How to Become an Addiction

Three psychological triggers that make your content impossible to ignore and leave people addicted.

How to Become an Addiction
Photo by Sofia Lasheva / Unsplash

Think about the last time you watched a show on Netflix.

You promised yourself you would only watch one episode. You checked the time. You had work to do in the morning. But then the episode ended on a cliffhanger. A secret was revealed. A character was in danger.

Before you could even think about it, the next episode started playing. And you stayed up for three more hours.

Netflix is not just selling entertainment. They are selling addiction. They are masters of a psychological concept called the Open Loop.

Most newsletters make a huge mistake. They try to be helpful by solving a problem completely in one email. They open the loop, and then they close it immediately.

The reader feels satisfied. But they also feel finished. They have no burning reason to open the next one.

If you want to build a massive, loyal audience, you need to stop being a teacher and start being a showrunner. You need to leave them wanting more.

Here are the three ways to do it.

1. The Open Loop

This is the Netflix strategy.

Never solve the whole problem in one sitting. Treat your content like a serialized story.

If you write a case study about fixing a broken marketing funnel, do not wrap it up with a neat bow. Explain how you fixed the ads. Show the data. Show the success.

But then, right at the end, drop the hook.

"We fixed the marketing funnel and revenue went up. But next week, I will show you why that success actually broke our sales team and almost caused a mutiny."

Now the reader has a question in their brain that needs an answer. The brain hates unfinished tasks. They will wait for your next email just to close that loop.

2. The Velvet Rope

People want what they cannot have. We are obsessed with exclusivity.

This is why gossip is so popular. It feels like forbidden knowledge. You can recreate this feeling in business by sharing things that feel illicit or private.

Most writers share generic advice. "Pay your team well."

A writer using the Velvet Rope strategy does something different. They say:

"I asked 50 CEOs what they really pay their VPs when no one is looking. Here is the anonymous spreadsheet."

That does not feel like a blog post. That feels like a leak. It feels like you are letting them into a private room where the real conversations happen.

When you offer insider access, people do not just read. They obsess.

3. The Playbook

There is a big difference between theory and utility.

Theory is reading about how to build a house. Utility is being handed the blueprints.

People like to read theory, but they hoard utility.
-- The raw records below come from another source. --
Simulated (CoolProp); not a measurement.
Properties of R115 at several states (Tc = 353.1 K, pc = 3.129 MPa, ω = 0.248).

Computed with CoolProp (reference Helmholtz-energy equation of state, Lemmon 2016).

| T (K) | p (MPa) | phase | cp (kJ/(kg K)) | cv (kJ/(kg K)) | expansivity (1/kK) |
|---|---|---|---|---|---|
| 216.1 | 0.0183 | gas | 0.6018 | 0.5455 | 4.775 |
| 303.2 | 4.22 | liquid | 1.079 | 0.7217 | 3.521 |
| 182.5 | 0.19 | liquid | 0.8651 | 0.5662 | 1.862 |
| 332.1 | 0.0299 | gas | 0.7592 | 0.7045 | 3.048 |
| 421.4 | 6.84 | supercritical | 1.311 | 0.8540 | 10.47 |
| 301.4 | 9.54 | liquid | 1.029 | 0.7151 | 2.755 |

If you explain a negotiation strategy, that is good. But if you give them the literal Google Doc script you use to negotiate a contract, that is gold.

They will save that email. They will star it. They will forward it to their team.

They might not even use it right away. But they will keep it because it feels valuable. It feels like an asset.

So, Did You Get It?

You do not want your reader to simply enjoy your email. You want them to need it.

Give them the raw data that others hide. Give them the actual tools to get the result. And never, ever tell them the whole story at once.

Always leave a loop open.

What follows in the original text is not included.